Monday, January 24, 2011

I heart irony.

Yes, I looooove irony. I also have a great affinity for karma, poetic justice, the getting of just deserts--any fictional or, oh please, real life twist of fate that ends with grim, yet wildly satisfying (and well-deserved) universe-driven retribution.

Three cheers, as well, for karma's little helpers. These are the fearless few who boldly push, prod, and coax karma along, speeding up the process by which the assholes of the world get what they have coming. Ironically, by helping karma along, these cosmic elves risk earning their own comeuppance, but the reward earned for assisting karma is just too tempting to resist. Haven't we all taken this risk in exchange for just one taste of vengeance, just one moment of feeling that life really can be fair?

Of course, karma is at her most beautiful in her natural, unaided state. The neglectful neighbor who lets her dog shit all over the neighborhood? Ahhh, you just saw her scraping poo off her shoe. Truly, this sight rivals Niagara Falls in inspiring a sense of wonder and well-being. The speed demon who recklessly cut you off in traffic? Oooh, you guessed it, pulled over and issued a speeding ticket. We're talking Grand-Canyon good, on the right day.

But who am I to judge my other neighbor--you know, the one who deliberately positioned that shoe-defiling pile of poo right on the neglectful neighbor's front step? How can I begrudge the guy who, unbeknown to me, called in the speed demon and helped orchestrate that fateful ticket? I'm pretty sure he's my hero.

Tuesday, January 4, 2011

Fun stuff.

Today, for the first time, I wrote a blog entry and immediately deleted it. It was a little too brooding and self-centered. I think I need to write about random fun stuff instead. Whee!
1. Groundhog Day. I love this movie; I love Bill Murray.
2. Accessories. Girly strings of beads, sparkly dangling earrings, brightly printed bags. Yay!
3. Wine. Oooh, yeah! But not wine hangovers. Ooooh, no!
4. Ponies. I haven't mentioned ponies on any of these blog posts yet, and that is sad. Ponies rock.
5. My kids. They are pretty damn delightful like 99.9% of the time, and they are up for a good time whenever. Little party animals, all three of them. Love it!
6. The song "All These Things I've Done" by the Killers. I should play this when my students enter the classroom tomorrow, except it might rock their socks off. Dy-no-miiiiite.
7. Messing with people's minds. Just a lil bit. Especially teenagers who fail to grasp irony/humor. Mwa-ha-ha!
8. Magna-doodles. Wicked fun. 
9. Okay, now my brain is flooded with toys and funky songs and rainbows and dancing, so I think my job here is done. Peace out.





Sunday, January 2, 2011

Yep.

Just watched the movie Salt. Pretty good. Angelina's a bit gaunt these days, though. She looked much more capable of kicking ass back in her Lara Croft days.

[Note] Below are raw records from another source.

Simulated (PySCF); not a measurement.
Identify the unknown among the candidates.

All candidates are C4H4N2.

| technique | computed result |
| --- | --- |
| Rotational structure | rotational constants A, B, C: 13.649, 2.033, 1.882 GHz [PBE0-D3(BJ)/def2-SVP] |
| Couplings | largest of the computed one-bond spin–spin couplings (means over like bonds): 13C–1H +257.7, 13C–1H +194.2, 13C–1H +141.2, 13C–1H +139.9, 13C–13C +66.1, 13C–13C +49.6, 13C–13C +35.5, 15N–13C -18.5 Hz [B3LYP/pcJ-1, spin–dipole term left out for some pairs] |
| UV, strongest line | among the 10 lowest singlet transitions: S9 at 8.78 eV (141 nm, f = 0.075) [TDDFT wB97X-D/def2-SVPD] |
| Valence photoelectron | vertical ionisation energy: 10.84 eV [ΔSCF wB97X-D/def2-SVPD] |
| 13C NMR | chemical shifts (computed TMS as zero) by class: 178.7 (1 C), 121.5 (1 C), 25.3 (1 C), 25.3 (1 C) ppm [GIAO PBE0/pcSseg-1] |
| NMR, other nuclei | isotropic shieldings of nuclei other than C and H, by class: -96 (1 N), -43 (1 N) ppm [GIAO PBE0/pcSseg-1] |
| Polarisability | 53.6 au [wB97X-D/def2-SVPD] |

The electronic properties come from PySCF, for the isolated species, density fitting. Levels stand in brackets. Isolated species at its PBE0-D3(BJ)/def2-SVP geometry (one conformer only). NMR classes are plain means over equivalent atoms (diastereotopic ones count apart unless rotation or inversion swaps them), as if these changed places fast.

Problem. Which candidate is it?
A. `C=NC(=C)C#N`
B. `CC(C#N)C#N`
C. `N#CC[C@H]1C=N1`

Watched Easy A today, too. Made me laugh out loud, which was nice. If only real life teenagers were as universally literate/witty as those depicted in this flick. Enjoyed Lisa Kudrow playing a bitch. Had to pause about five times toward the end because the twins woke up early, had poopy pants, cried, whined, etc.

Ate some Taco Pronto for lunch. Not as good as I remembered. Salty. Ironically, did not eat it while watching Salt.

Christmas break is over. Had some good times. The days with nice weather rocked. Loved going to the zoo and playing outside with the kids. Enjoyed mall trip with Lauren and Jennifer. Mall pizza is still greasilicious. Made up that word. Obviously. Should have done more with just Andy and just Lauren, probably. Not so easy with the twins at this age. Nope.

Computer being weird. Me too. Will probably benefit from getting out of the house and back to work. Kind of wish this wasn't true, but it seems pretty true.